Reputation: 3263
I have trouble finding any useful documentation on how to properly set up a gatsby side that is using SSR (server side rendering) in a custom production environment (not Gatsby Cloud or Netlify)
In their documentation for SSR there's a section
Server-Side Rendering requires a running NodeJS server. You can put NodeJS running gatsby serve behind a content delivery network (CDN) like Fastly, however that also requires additional infrastructure (like monitoring, logging, and crash-recovery).

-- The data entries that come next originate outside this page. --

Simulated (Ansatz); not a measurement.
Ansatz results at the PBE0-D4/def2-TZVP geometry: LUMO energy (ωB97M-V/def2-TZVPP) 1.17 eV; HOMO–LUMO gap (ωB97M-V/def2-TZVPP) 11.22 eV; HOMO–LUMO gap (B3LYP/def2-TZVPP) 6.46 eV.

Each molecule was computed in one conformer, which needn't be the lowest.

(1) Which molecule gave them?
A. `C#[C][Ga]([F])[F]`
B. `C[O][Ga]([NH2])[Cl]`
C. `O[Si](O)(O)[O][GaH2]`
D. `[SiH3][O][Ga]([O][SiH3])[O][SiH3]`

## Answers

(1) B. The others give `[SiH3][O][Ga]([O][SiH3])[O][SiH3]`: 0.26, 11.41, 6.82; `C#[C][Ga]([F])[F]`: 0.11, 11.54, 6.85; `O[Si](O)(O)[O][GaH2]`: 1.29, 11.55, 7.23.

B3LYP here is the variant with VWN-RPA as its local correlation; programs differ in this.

So my general idea would be to put this all inside some Docker container and run gatsby serve
However according to the documentation for gatsby serve
(https://www.gatsbyjs.com/docs/reference/gatsby-cli/#serve )this is not supposed to be used for production
At the root of a Gatsby site, serve the production build of your site for testing
Is it ok to use serve production? What kind of security issues do I need to keep in mind when using it? Is there a detailed documentation how to set this up in a custom environment?
Upvotes: 6
Views: 3172
Reputation: 31
I had the same problem and could not find one complete solution out there. The closest solution, is to use gatsby-plugin-fastify. It has a lot of nice features. However, it came with some drawbacks. It did not handle fallback-routes as gatsby-cloud does. Wich is quite easy to fix.
I made some modifications to the plugin. And bumped the fastify packages. Until the moment when that can be merged with the original contributors repo, you can use my version of the package. gatsby-plugin-fastify-klyngen.
Using the original fastify plugin is very easy.
Install the package
npm install gatsby-plugin-fastify fastify
Add the fastify-plugin to your gatsby.config
plugins: [
{
resolve: `gatsby-plugin-fastify`,
options: {
features: {},
},
},
...otherPlugins
]
npx gserve
Fastify should be behind a proper web-server like Nginx. I also suggest putting the server behind a CDN or a cache for better performance.
EDIT:
gatsby-plugin-fastify
now supports fallback-routes.
Upvotes: 3
Reputation: 77
No docs on the SSR mode on custom servers. But in general you'd want to use something like Express to serve the static files (not gatsby serve) and then you can look at gatsby-plugin-netlify and gatsby-plugin-fastify for inspiration as they support SSR.
The serving and runtime SSR logic you’d have to write yourself using those plugins I mentioned as inspiration. The framework doesn’t handle the serving of the app, platforms like Gatsby Cloud and Netlify do. Or in your case, a custom server.
You might find this useful https://github.com/wille/gatsby-plugin-express Should also know there are lots of super easy ways to deploy (Gatsby Cloud, Netlify, Vercel) so you don’t need your own server. The reason you can’t use serve command is things like caching, redirects, headers, etc.